To comply with the requirements of State law, a Site Cleanup Questionnaire . . . must be completed and returned to this office. The information you provide will be reviewed along with other information to prioritize the site, so please make certain that the information you provide is complete and accurate.

(Defs’ App’x (DE 206) 689-690). It further stated:

[P]ersons who move forward to assess and remediate contamination, without being compelled to do so through formal legal action filed against them, are called ‘volunteers.’ To participate in the voluntary cleanup program, you will be required to enter into an administrative agreement with [the state]. The voluntary cleanup will proceed through the [REC Program] or under direct oversight by the [state agency].

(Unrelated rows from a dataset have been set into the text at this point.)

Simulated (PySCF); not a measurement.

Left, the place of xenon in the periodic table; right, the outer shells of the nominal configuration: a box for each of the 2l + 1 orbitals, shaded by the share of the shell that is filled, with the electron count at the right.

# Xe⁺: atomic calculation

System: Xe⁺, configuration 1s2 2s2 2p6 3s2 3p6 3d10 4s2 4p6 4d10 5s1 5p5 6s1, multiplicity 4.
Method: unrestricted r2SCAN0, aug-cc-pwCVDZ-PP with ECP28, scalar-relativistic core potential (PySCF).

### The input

(Id. at 690). It then described the REC program as follows:

The [state] has a privatized oversight arm of the voluntary cleanup program known as the Registered Environmental Consultant (‘REC’) program. Based on the responses provided on the questionnaire (degree of hazard and public interest in the site), the [state] will determine whether a staff person or an REC will perform the oversight and approval of your assessment and cleanup action. Please note that having one or more of the conditions identified on the questionnaire does not necessarily preclude the site for qualifying for an REC-directed cleanup action.

(Id. at 690-691).

         In response to this state directive, defendant Corning sent the state a “Site Cleanup Questionnaire Response” (hereinafter the “REC Program Questionnaire Response”), which contained the following responses to seven questions posed:

[1] “Are site surface soils known to be contaminated? - NO”
[2] “Is site sediment or surface water known to be contaminated? - NO”
[3] “Are hazardous vapors, air emissions or contaminated dust migrating into occupied residential, commercial or industrial areas? If yes, or unknown, please explain on separate page. – NO”
[4] “Have hazardous substances known to have migrated off property at concentrations in excess of [state] unrestricted-use remediation goals? If yes, or unknown, please explain on a separate page. – NO”
[5] “Has the local community expressed concerns about contamination at the site? – NO”
[6] “Based on current information, are there any sensitive environments located on the property? If yes, or unknown, please explain on a separate page. – NO”
[6] “Based on current information, has contamination from the site migrated into any sensitive environments? If yes, or unknown, please explain on a separate page. – NO”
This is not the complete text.